What a beautiful animal!

For more information on our local bobcats check out my earlier post on this Wild Cat in the City.

Exploring Burnaby’s Parks & Natural Areas program continues Saturday, January 13 with a walk to Barnet Marine Park

Winter Wildlife on Burrard Inlet at Barnet Marine Park

Burnaby has limited accessible salt water shoreline, but Barnet Marine Park offers the best we have in the City. Views over Burrard Inlet and its junction with Indian Arm can turn up many surprises in winter from wintering waterfowl, through loons and grebes to eagles, and maybe if we’re lucky, a Marbled Murrelet. The spectacular stands of black cottonwood trees here also harbour many of our wintering songbirds and other forest species. An important historical site in Burnaby, we’ll see what winter has to offer when all the summer crowds have departed.

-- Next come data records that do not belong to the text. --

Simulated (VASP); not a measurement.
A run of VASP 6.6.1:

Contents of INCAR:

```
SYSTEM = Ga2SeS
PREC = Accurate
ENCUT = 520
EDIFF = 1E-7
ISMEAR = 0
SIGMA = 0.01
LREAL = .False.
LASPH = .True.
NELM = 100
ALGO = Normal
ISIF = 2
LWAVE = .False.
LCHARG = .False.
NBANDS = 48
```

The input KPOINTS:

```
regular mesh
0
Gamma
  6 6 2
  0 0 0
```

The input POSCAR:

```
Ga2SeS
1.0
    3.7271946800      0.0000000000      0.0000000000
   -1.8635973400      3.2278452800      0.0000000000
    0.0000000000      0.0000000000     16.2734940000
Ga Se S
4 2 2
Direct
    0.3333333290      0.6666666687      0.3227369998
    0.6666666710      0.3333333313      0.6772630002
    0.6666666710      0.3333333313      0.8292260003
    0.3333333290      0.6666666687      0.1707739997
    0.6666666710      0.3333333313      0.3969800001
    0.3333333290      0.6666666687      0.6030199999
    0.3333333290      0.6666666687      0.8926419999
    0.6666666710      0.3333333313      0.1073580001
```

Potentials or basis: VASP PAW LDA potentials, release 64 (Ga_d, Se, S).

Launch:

Meet at the upper west parking lot. Turn immediately left off Takeda Drive after entering the park from Barnet Highway. Do not drive down to the lower part of the park where parking is restricted.

To register for this walk go to: www.burnaby.ca/webreg. Use barcode 461531. There is a nominal fee charged by the City for participation. Registration is required.

The walk will start at 9:00 am and finish at noon, and will cover approx 5 kms on level ground.

Barrow’s Goldeneyes

_________________________

A full schedule of the walks I will be leading is given below. I will post notices and registration information for these walks on this website nearer the dates they take place.

Exploring Burnaby’s Parks and Natural Areas
2017/2018 Fall/Winter program

Leader: George Clulow (BC Field Ornithologists) aka the Burnaby Bird Guy

Max participants per trip: 15 people

Participants should dress for the weather, and bring a drink and a snack. Trips go rain or shine.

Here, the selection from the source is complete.